I built Purr for a very specific moment: the one when you need a reassuring touch, but your phone delivers a visual and auditory sensory overload, the one when your brain wants rest, but your fingers keep scrolling.

Not every problem needs a complex solution. Purr is purposefully simple: a minimal, sensory experience that encourages you to stop, slow down, and gently step away from compulsive phone use. This is especially true in those moments before bed, when overstimulation is most intrusive.

No need for fancy AI here, only empathy.

A Sensory Rebalance

The app is built on a few key principles: fade away visual stimulation, soften sound, and elevate touch. Where most apps compete for attention, Purr quietly invites release.

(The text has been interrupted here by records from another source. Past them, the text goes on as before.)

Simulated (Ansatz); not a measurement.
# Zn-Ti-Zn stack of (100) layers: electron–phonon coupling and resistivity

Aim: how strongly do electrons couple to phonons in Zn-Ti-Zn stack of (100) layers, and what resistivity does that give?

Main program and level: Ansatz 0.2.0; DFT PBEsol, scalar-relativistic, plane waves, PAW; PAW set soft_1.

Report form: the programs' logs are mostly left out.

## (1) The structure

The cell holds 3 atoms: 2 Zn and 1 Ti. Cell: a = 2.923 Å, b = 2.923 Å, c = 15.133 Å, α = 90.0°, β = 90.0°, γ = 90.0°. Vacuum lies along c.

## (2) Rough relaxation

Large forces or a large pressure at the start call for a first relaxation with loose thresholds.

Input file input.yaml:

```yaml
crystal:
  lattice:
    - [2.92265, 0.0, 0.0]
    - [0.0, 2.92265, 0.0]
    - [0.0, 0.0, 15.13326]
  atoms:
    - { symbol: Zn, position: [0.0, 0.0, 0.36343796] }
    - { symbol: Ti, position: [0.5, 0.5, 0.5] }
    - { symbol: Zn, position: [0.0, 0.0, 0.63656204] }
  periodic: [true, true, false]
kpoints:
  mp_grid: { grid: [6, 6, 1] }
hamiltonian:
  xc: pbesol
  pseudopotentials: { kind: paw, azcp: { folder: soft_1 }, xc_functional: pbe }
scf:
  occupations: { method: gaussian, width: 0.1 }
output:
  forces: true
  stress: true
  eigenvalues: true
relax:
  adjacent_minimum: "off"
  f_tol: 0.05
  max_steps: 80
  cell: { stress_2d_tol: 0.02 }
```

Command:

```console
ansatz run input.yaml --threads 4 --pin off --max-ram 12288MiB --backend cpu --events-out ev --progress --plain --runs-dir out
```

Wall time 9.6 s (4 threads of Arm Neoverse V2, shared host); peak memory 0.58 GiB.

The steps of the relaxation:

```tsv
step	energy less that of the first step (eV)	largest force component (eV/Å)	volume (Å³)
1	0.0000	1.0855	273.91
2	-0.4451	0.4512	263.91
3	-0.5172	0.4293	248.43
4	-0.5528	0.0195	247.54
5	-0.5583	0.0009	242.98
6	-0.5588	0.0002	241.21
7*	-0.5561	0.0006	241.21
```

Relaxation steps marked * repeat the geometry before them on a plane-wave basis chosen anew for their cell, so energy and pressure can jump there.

When Purr opens, you’re greeted by a playful yet calm minimalistically drawn cat. It’s a brief and gentle visual anchor—just enough to establish comfort and familiarity without hijacking your attention. Stroke the screen, the serinely content cat starts purring, and the app begins to disappear.

From Screen to Stillness

Repeatedly stroking the screen with your finger triggers a purring response, not just through sound, but primarily through subtle, rhythmic haptic feedback. The screen slowly fades to black during this interaction, reducing visual stimulation to zero. This is not a fade-to-black as an afterthought: it is the destination.

I deliberately designed the app to lead the user’s attention away from the phone, toward a state where there’s nothing left to see, and very little to hear. Instead, the phone becomes a soft, tactile object that vibrates gently under your touch.

It is a sensory inversion: turning your phone, usually a beacon of glowing activity, into something you feel more than see or hear.

If you stop interacting, the purring slowly fades away. Maybe your phone falls asleep with you. This isn’t a gamified mechanic. It’s a subtle way to encourage presence and physical engagement. Not tapping, not swiping, not scrolling. Just the simplest possible interaction: a soft, continuous touch.

Why Design Toward Disappearance?

In a world that encourages overstimulation—especially through our phones, I wanted to build something that retreats. Every part of Purr was crafted to reduce sensory input, not add to it: visuals fade, audio softens, touch becomes the primary interaction channel.

This design is not about novelty or cleverness. It’s about restoring balance. By shifting interaction to the body rather than the eyes or ears, Purr offers a different kind of relief, one that encourages you to disconnect without friction or guilt.

If Purr can help you put your phone down a little easier, sleep a little faster, or feel a little calmer, I’ll consider it a success.